When presented with a situation, it’s almost inevitable that two individuals with different personalities will react to it differently. This is particularly true when the situation is difficult and related to work or our private lives. Some people theorize that couples whose views and behaviors differ significantly from each other actually fare better when facing difficulties together.
According to the Myers-Briggs Type Indicator, there are two distinct types of people, namely Thinkers and Feelers. The former make decisions based upon logic and objective truth, and after weighing up all the options thoroughly, whereas the latter make decisions based on their feelings, intuition and on the basis of how the decision they make would affect them and those around them.
Some people believe that an ideal couple consists of a Thinker and a Feeler, because they will try and solve a problem using completely different approaches to each other. Here are 8 reasons to back up this notion:
1. Thinkers count on facts. Feelers take note of emotions.
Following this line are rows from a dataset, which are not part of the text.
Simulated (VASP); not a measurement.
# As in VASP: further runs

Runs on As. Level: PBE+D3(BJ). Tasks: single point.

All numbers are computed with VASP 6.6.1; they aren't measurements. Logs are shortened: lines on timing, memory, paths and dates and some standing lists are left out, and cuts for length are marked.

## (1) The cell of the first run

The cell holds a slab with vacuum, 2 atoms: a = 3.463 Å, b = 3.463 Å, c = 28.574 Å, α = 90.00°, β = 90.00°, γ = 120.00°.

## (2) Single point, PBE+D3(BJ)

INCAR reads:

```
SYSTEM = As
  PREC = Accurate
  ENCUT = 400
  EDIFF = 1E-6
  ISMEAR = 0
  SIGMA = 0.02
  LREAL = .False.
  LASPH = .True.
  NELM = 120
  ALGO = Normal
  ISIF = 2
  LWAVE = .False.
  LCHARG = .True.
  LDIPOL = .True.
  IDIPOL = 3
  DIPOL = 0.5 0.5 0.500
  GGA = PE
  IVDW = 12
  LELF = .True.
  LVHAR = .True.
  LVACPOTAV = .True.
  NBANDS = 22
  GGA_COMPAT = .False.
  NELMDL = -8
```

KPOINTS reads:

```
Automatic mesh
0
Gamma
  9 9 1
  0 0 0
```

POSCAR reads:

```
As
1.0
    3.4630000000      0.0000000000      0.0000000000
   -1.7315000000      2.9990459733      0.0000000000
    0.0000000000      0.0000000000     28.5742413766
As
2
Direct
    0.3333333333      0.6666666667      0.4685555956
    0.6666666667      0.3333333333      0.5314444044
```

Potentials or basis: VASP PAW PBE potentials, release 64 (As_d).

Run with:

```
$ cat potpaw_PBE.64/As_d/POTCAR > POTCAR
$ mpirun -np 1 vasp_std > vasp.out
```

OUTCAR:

When a relationship is about to commence, a Thinker will take in all the hard facts about the other individual, such as social status, financial clout, their ability to devote free time to the relationship, and so on. Another consideration made by the Thinker is whether there is actually a necessity for a relationship in his or her life at that point in time.
On the other hand, a Feeler will just evaluate how he or she feels about the other person. Even if all objective reality serves to work against the relationship, a Feeler will not let such considerations get in the way of the love they’re feeling. It goes without saying that most relationships begin due to Feelers.
2. Thinkers take cues from external signals when something is wrong. Feelers just know that there is.
A Thinker needs hard proof of a relationship turning sour, such as a flirty text message to another person.
A Feeler will just go on a hunch without any proof whatsoever. He or she will note changes in body language and tone of voice, as well as be the first to state that there is a problem in the relationship.
3. Thinkers see the bad first. Feelers see the good first.
A Thinker tends to be the one who gives up and only begins to see what’s wrong.
In the event of the above, the Feeler begins seeking out the good things in the relationship as validation for staying together.
Because of these different perspectives, the ability to tackle a crisis and come through it in one piece increases.
4. Conflicts are natural for Thinkers. They are disasters for Feelers.
A Thinker is the first to admit that there’s a problem that needs solving.
A Feeler is mortified about having an argument. They feel fear and will suffer until there is harmony between the two parties once again. In addition, they will strive to restore harmony using all means necessary.
As is evident from the above, Thinkers are about conflict resolution, whereas Feelers are all about conflict avoidance! The Thinker is usually the individual who has to be proactive about restoring harmony in the relationship.
5. Thinkers are problem-solvers. Feelers wait for Thinkers to solve a problem.
A Thinker will go out of his or her way to make amends for a problem immediately after recognizing it.
A Feeler doesn’t attempt to do anything until his or her feelings of fear and hurt have subsided.
6. Thinkers need to be in charge. Feelers need to be loved.
A Thinker bears responsibility for his or her actions, and is comfortable about doing so.
A Feeler readily accepts such caring, and tends to feel lost when he or she is not receiving the love and attention they need.
Couples alert: if your partner is distressed, be sure to give them a big hug whenever you can.